Friday, December 17, 2010

The Perfect Friend

Pillow, friend, constant companion! It brings joy into life. Even in its sad, misshapen state, it comforts the soul. The rugged form, covered by a faded pillowcase, equals an impeccable resting place for a head. Its flush fabric caresses the face while the feathery softness cradles the skull. The musky yet clean smell, the one fallen asleep to every night, perfects the scene. The cover rustles softly as movement occurs in sleep. In the morning upon awakening, the flowing stripes are the first thing seen. The happiness this small act gives cannot be conveyed in words alone.
            This pillow is the only one for me. Every trip taken, it, and no other, comes along. It makes the perfect psychiatrist, taking on my anger and tears without a word or complaint. It comforts when I feel sad, listens when I need to talk. Better than any stuffed animal, it actually serves a purpose. The whole meaning and point of this pillow’s existence is to comfort me in my sleep. As I look at it, resting on my bed, I realize how hard it would truly be to live without my best friend.

Monday, August 30, 2010

You As A Writer: A Case-Study Assignment

The first story I ever wrote was about a cute baby unicorn. I didn’t actually write it though, I just drew pictures because I didn’t know how to write yet. Later, I made up my own songs, but with the same problem.

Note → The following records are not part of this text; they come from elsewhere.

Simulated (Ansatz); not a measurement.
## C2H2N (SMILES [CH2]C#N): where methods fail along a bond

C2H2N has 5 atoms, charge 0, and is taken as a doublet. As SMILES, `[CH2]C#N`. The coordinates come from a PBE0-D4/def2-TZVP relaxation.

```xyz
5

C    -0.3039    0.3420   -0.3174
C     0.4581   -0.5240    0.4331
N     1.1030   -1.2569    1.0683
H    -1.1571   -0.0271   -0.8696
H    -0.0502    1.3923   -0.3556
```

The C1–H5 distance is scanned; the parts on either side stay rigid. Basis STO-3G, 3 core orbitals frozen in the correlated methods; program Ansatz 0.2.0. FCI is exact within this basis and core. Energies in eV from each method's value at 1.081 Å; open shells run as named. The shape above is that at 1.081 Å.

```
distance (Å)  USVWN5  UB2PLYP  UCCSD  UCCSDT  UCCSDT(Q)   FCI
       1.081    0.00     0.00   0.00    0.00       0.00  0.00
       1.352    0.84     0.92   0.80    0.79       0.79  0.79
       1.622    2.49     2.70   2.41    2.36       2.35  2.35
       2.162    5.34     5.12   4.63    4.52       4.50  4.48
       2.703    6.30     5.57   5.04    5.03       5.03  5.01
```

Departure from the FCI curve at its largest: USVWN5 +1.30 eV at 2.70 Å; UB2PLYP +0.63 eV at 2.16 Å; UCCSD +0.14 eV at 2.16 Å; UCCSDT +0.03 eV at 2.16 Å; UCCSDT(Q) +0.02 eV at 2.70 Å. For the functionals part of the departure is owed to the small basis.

The first real writing I remember was when I was in second grade. We had these cute little booklets that we wrote stories in every day. Again, my favorite one I wrote was about a little unicorn with no horn. I actually plagiarized this one from my favorite book, but that was back when I didn’t know what plagiarism was.


After second grade, I didn’t have to do any serious writing until I was in fifth grade. I had gotten in trouble for not listening to the teacher when she was reading a book to the class, and she made me write a thousand word essay. To my young, fifth-grader mind, a thousand words seem like the worst punishment one could bestow on a kid. What was worse, the teacher was my aunt, and I couldn’t understand how she could do that to me! After that experience, I paid attention. From then on, I viewed writing as a punishment given by teachers to make students suffer. Up until junior high, that is. That’s when I met my friend Ashley, who absolutely LOVES to write. She let me read some of her stories, and they were really good. I got a couple ideas from her, and figured that it wouldn't hurt to write them down. I built off of those stories, but never actually finished them. Currently they’re collecting dust on my computer.


After that I realized that writing really wasn’t all that bad. Who would have thought? A thousand words? That was nothing.


Then came Mrs. Card’s research paper. Learning how to write a five-paragraph essay made me start thinking back to the whole torture thing. But as I finished up, I discovered that even research papers aren’t that hard, as long as you get enough information.


That thought stuck with me through Mrs. Wakefield’s class as well. I thought I was doing pretty well, up until the UBSCT essay. At that point I was absolutely sure that I was doomed to fail the test and have to live on the streets as a hobo, sleeping on park benches and begging for food. Surprisingly, (for me at least) I passed! I figured I’d graduate after all. No sleeping on park benches for me!


So for now at least, I kind of like writing. That will all change in college I guess, but right now I’ll enjoy it while the easy stuff lasts. That’s not saying that I want to go and write more papers though, not if I can get out of it. I’d like to stick to writing in my journal and giving notes to my friends, thank you very much.